Opened 7 years ago
Last modified 6 years ago
#43147 new enhancement
Introduce `esc_html_comment` and translation related functions
Reported by: | jipmoors | Owned by: | |
---|---|---|---|
Milestone: | Awaiting Review | Priority: | normal |
Severity: | normal | Version: | |
Component: | Formatting | Keywords: | has-patch has-unit-tests 2nd-opinion |
Focuses: | Cc: |
Description
Triggered by the following PR on Yoast SEO #8687 I saw the need for esc_html_comment
functionality in WordPress.
This patch is based on the current API for formatting and escaping functions.
The implementation is based on the specifications found on the HTML specifications page.
I've added unit tests to cover the situations that I could come up with.
Attachments (3)
Change History (12)
#3
@
7 years ago
@jdgrimes thanks for noticing, have created an updated patch with proper implementation.
#4
@
7 years ago
- Keywords 2nd-opinion added
I don't personally think this is needed myself.
The whole premise of the need for it is not being able to trust the data you're outputting, which if it's not hard coded, sounds like it should be being sanitised rather than escaped. WordPress also trusts translations inherently, meaning you should fix a translation that contains rogue HTML rather than simply attempting to escape the bad translations.
#5
follow-up:
↓ 7
@
7 years ago
@dd32 I personally never trust the translations, because they are outside of a developer's control.

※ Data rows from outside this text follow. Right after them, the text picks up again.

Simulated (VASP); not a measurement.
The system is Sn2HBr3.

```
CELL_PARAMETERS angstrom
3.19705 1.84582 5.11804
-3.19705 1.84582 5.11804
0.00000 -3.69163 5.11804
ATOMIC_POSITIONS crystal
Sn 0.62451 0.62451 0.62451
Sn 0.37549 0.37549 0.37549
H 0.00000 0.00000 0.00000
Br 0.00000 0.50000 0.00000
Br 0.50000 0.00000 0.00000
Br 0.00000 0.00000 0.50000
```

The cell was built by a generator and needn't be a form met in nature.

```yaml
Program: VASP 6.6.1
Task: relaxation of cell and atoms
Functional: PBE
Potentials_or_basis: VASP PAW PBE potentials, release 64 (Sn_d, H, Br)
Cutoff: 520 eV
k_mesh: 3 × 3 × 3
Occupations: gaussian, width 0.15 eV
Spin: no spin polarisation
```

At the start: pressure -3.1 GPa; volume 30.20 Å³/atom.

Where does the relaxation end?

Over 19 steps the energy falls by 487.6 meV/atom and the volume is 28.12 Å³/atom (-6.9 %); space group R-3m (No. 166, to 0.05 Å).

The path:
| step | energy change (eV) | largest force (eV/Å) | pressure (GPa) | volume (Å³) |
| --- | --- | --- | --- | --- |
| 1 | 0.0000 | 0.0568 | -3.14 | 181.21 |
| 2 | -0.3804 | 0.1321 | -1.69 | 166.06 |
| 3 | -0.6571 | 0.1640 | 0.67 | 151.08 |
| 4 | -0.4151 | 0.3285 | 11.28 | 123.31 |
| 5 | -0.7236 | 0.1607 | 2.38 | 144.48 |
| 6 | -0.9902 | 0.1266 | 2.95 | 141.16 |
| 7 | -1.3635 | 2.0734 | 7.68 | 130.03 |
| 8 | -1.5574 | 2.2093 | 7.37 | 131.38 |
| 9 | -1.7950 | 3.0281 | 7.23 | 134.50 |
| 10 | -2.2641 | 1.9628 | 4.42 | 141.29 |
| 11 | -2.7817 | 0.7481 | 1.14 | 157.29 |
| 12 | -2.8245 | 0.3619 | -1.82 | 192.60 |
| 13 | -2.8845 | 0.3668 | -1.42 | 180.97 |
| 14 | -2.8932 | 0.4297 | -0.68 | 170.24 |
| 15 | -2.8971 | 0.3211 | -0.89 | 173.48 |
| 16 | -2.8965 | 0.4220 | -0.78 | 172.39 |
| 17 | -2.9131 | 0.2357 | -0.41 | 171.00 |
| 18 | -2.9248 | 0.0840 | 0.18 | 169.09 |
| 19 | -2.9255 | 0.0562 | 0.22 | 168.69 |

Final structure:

When you say "WordPress also trusts translations inherently", do you have something definitive you can point me to? I tried to read up on it, but all I found was (mostly implicit) recommendations to escape anything that will be rendered into HTML.
Also, "fix a translation that contains rogue HTML" is not technically possible in a lot of cases, as translations can just be uploaded to sites as additional (potentially rogue) files.
I personally see the value in this, especially since we decided to use HTML comments as our content data structure.
#6
@
7 years ago
There is one more argument to consider, we can escape all of the ways to communicate with data: json, SQL, HTML, JavaScript. HTML comments are part of this domain, if not escaped properly they will cause side-effects and unwanted behaviour.
#7
in reply to:
↑ 5
@
7 years ago
Replying to schlessera:
@dd32 I personally never trust the translations, because they are outside of a developer's control.
While that's your preference, WordPress itself trusts it's translations from translate.wordpress.org, and suggest that if you're running other translations you need to trust the source of those strings. If you're unable to trust them, you've got potentially larger issues than random extra html tags in said strings, and you should probably review them before shipping them out.
When you say "WordPress also trusts translations inherently", do you have something definitive you can point me to? I tried to read up on it, but all I found was (mostly implicit) recommendations to escape anything that will be rendered into HTML.
https://core.trac.wordpress.org/ticket/30724 is probably the best reference I have right now.
Unfortunately most references, such as the codex, have been updated to suggest escaping everything or running it through kses, even though it's not recommended or suggested as required by core. Unfortunately a certain PHPCS ruleset suggested escaping everything at some point and went against cores implicit "we trust translation strings".
#8
@
7 years ago
@dd32 Thanks for the link to the ticket. That discussion should be transcribed into the handbook somewhere, I think.
I can understand this stance for Core, but I don't think this would apply for plugins or themes. If I'm not mistaken, one plugin can easily install language files that provide translations for other plugins/themes. These are just random additional files that no-one will care about.
The spec says that a comment cannot "contain two consecutive U+002D HYPHEN-MINUS characters (
--
)". However, the patch seems to only disallow--
at the beginning of the comment text, not anywhere within it.